According to a report by Reuters (2026), India is pursuing a strategy of diversifying its steel export markets to the Middle East and Asia in an effort to mitigate the effects of the European Union’s Carbon Border Adjustment Mechanism (CBAM), which came into effect in 2026. This development is a manifestation of the structural changes that are taking place in the global steel trade, driven by the need for decarbonization and geopolitical transformation in the global steel industry. India is the world’s second-largest producer of crude steel.

The EU Carbon Border Adjustment Mechanism and Its Effects

The EU’s CBAM is a climate policy instrument that seeks to impose a carbon price on imported carbon-intensive products such as steel, cement, and aluminum. According to the European Commission, the CBAM seeks to address carbon leakage by ensuring that imported products are subject to the same carbon costs as domestically produced products.

For India, this is a major problem. Historically, Europe has been the source of almost two-thirds of India’s steel exports, making the EU one of India’s most important export markets. With the CBAM, Indian steel producers will be less price-competitive in the EU market.

According to government officials, there is pressure on export volumes, as the CBAM is essentially a carbon tariff that targets countries with coal-based production processes, such as India.

Diversification Towards the Middle East and Asia

According to government sources cited by Reuters, India is currently looking to diversify trade agreements and exports of construction steel into regions that are witnessing fast-paced infrastructure development, especially the Middle East and Asia.

These regions offer India opportunities for diversification because of the high demand for construction steel, which is being fueled by urbanization, large projects, and energy infrastructure development.

At the same time, this move of India is also a hedge against the risk of market concentration. By diversifying exports and cutting dependence on the EU, India is attempting to ensure that its exports remain stable in the global market despite the changing regulatory scenario.

In addition, Indian steel companies are also seeking government help to help them compete in markets outside the EU, where Chinese steel exports have historically had a monopoly. China, the world's largest steel producer, has continued to maintain strong export volumes since 2023, which is putting pressure on Indian steel producers in Asia and other emerging markets.

China Competition in the Global Steel Market

The prevalence of Chinese steel exports in the global market continues to be a major structural challenge. As industry sources and global trade statistics cited in the Reuters news article indicate, Chinese exports have seen record volumes in late 2023 and are still driving global pricing trends.

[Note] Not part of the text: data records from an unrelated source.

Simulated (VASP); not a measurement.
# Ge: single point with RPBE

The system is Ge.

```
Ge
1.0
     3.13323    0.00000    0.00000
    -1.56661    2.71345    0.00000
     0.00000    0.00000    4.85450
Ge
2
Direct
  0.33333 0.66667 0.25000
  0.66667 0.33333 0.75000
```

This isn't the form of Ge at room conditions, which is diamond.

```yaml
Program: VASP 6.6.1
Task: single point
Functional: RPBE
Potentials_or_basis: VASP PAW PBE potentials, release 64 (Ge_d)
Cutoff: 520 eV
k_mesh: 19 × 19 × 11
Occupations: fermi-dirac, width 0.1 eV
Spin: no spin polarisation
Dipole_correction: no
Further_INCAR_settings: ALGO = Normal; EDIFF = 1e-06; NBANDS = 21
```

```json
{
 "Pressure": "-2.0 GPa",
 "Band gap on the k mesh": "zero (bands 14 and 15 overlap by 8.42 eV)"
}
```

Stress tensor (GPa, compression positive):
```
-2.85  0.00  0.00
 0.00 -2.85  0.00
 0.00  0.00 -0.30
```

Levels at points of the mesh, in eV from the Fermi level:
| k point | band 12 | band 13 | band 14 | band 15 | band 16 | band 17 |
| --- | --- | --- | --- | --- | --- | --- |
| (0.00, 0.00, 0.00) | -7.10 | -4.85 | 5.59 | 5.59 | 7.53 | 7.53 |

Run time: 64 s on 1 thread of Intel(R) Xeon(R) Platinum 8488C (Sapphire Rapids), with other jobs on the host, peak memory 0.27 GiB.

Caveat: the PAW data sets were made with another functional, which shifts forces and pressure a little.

This market environment puts Indian exporters in a tight spot, having to weigh pricing, transportation, and environmental regulatory requirements, especially in markets where cost competitiveness is given higher priority over sustainability.

Raw Material Security and Supply Chain Strategy

Apart from market diversification, the Indian government is also making efforts to secure access to important raw materials that are required for steel production.

These raw materials include coking coal, limestone, and manganese, among other important minerals.

State-owned companies like Steel Authority of India Limited (SAIL) and NMDC Limited are reportedly considering acquisitions of overseas assets and long-term offtake agreements in resource-rich countries such as Australia, Brazil, Argentina, and Indonesia.

Notably, India imports approximately 95% of its coking coal requirements, with Australia supplying more than half. This high import dependency exposes the steel sector to supply disruptions and price volatility, reinforcing the importance of overseas mining investments.

Policy Implications and Strategic Outlook

The change in export policy is indicative of the nexus between climate policies and the transformation of global trade. CBAM is more than a climate policy; it is a trade policy that is redefining competitiveness. The implications for India are threefold:

  • Greater need to decarbonize the domestic steel industry
  • Urgent need to diversify the export market
  • Investment in raw material security

The Steel Secretary of India has stated that the Indian government may have to intervene to help exporters who are affected by the carbon tax system in Europe.

Conclusion

The Indian initiative to increase steel exports to the Middle East and Asia can be seen as a strategic reaction to the carbon border tax imposed by the EU and the changing global trade environment. Although diversification may help offset the negative impact of lost exports, future competitiveness will depend on decarbonization, supply chain robustness, and technological upgrading. In a world where environmental policies are increasingly influencing global trade, the Indian steel industry is on the threshold of a new era in which sustainability, geopolitics, and diversification will shape its future global position.